Tuesday, February 26, 2013

Falling off the wagon...

Not yet, but I can feel it. Time to regroup! I really have to figure out a different stress buster than food. I knew this would be difficult but I'm not giving up. Life throws challenges at you for a reason and I'm going to figure out what lesson I need to learn or experience I need to have to gain some fresh perspective on myself.

Luckily for me, I still have my in-laws here through the week so regrouping will be a little easier. I'm going to make a grocery list and make sure I have a lot of options to snack on and get back on track. I'm also going to try my best to get quality rest the next couple of nights and take some time to look into short work-outs and stretches.

I don't know about you, but when I'm feeling overwhelmed and anxious I literally feel like I'm on edge. My body is shaky, my head is cloudy and the energy inside of me feels like it's going to explode. Back when I ran, this was the perfect time to head outside and run out the energy. I do well when I can physically exhaust myself. Problem is, I can't really run anymore because of my knee, and I also can't hit the pavement when I have two kids in the house to watch. So instead, I binge on food. And I realize both activities (running and eating), are really just ways for me to distract myself from dealing with the real issues. It's me seeking comfort and love. It's me not being able to wrap my brain around what's stressing me out and getting freaked out that I can't solve my problems with the flip of a switch.

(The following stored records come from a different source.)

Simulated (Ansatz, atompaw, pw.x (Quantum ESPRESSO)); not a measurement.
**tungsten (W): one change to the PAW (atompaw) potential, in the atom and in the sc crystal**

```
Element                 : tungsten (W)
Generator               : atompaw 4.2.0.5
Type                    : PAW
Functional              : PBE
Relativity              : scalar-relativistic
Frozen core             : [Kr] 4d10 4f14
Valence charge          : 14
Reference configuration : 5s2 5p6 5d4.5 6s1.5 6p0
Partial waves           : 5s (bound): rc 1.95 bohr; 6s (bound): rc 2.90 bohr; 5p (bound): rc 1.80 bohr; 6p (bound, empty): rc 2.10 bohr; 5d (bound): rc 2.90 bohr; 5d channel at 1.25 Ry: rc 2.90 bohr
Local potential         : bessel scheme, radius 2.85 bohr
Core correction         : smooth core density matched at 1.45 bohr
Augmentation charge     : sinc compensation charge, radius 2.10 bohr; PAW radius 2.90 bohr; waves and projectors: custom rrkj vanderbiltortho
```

I've been snacking a bit on food and eating more fruit than I should. I'm going to close the refrigerator door and instead lay on my couch and take some long deep breaths. Try to get a little perspective on what is at the root of my stress and go from there. I'm so happy that I am recognizing this and not throwing all this hard work out the window.

And the plan is to get back on track with nutritional information and recipes as well. But today this blog is my venting tool and I'm proud that I remembered to use it to ground me!